A reproducible, cross-backend benchmarking tool for ML inference. Run the same model across multiple hardware backends, get clean latency / throughput / memory numbers, store the results, regress against them later.
Designed to be the kind of harness an ML benchmarking team actually uses day-to-day. Designed also so a Tenstorrent backend can drop in as a fourth peer when hardware is available.
⚠️ v0.1.0 — early. CPU backend is functional. CUDA backend is implemented but unverified locally. TTNN backend is a stub awaiting hardware access. Issues + PRs welcome.
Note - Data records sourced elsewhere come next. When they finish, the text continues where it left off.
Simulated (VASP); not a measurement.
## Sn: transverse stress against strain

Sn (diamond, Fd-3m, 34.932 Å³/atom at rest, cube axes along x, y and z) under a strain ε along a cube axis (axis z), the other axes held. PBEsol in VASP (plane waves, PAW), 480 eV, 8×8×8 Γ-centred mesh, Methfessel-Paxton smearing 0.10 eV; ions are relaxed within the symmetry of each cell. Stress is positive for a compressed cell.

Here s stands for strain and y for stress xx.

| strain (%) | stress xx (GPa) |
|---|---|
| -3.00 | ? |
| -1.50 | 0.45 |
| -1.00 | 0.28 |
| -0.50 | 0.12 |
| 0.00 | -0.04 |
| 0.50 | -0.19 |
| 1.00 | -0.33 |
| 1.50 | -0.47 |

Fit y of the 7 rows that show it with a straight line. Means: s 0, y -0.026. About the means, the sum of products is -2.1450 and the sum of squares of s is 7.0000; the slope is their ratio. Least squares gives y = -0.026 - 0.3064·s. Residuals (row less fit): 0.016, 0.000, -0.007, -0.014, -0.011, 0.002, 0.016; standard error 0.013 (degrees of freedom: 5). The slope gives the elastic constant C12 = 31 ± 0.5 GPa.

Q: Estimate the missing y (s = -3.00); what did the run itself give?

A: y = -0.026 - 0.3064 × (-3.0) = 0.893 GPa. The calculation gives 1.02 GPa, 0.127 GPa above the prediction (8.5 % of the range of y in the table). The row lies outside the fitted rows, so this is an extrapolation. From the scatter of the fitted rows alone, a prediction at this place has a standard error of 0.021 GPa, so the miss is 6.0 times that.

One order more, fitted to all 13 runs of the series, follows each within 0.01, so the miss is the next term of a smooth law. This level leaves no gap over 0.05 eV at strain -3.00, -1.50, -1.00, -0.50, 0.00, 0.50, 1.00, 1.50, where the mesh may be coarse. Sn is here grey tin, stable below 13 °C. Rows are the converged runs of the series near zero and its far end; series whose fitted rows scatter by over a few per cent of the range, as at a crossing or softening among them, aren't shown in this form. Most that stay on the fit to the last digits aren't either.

git clone https://github.com/OrangeTangy/hwbench.git
cd hwbench
pip install -e ".[models]"
# Benchmark ResNet18 on CPU, 50 iterations, batch size 1
hwbench bench resnet18 --backend cpu --iters 50 --batch 1
# What models are registered?
hwbench models
# What backends are available on this machine?
hwbench backends
# Inspect a saved result
hwbench report results/resnet18_cpu_*.jsonExample output (truncated):
Benchmark: resnet18 / cpu / batch=1 / iters=50
┌────────────────┬───────────┐
│ Metric │ Value │
├────────────────┼───────────┤
│ p50 latency │ 18.4 ms │
│ p95 latency │ 21.2 ms │
│ p99 latency │ 24.7 ms │
│ mean latency │ 19.1 ms │
│ throughput │ 52.3 qps │
│ peak memory │ 412.6 MB │
└────────────────┴───────────┘
Saved → results/resnet18_cpu_20260527-184530.json
| Concern | How hwbench handles it |
|---|---|
| Cross-backend | Pluggable Backend interface — add a new file under src/hwbench/backends/ and register it |
| Reproducibility | Pinned deps, deterministic seeds, Docker image, every result JSON includes the full environment fingerprint |
| Measurement | Warm-up iterations, monotonic clock, percentile statistics (p50/p95/p99), peak memory via psutil |
| Storage | JSON files in results/ — easy to diff, easy to feed into a dashboard |
| Regression tracking | Re-running produces new dated files; a future hwbench compare A.json B.json flags regressions |
| CI | GitHub Actions runs the test suite on every push |
| Backend | Status | Notes |
|---|---|---|
cpu |
✅ Working | PyTorch CPU, with optional torch.compile |
cuda |
🟡 Implemented, untested locally | Standard PyTorch CUDA path. Run on a machine with an NVIDIA GPU. |
ttnn |
🔲 Stub | Will be implemented once hardware access is sorted. See backends/ttnn_stub.py for the interface this backend will implement. |
Adding a new backend = one ~100 LOC file. See DESIGN.md.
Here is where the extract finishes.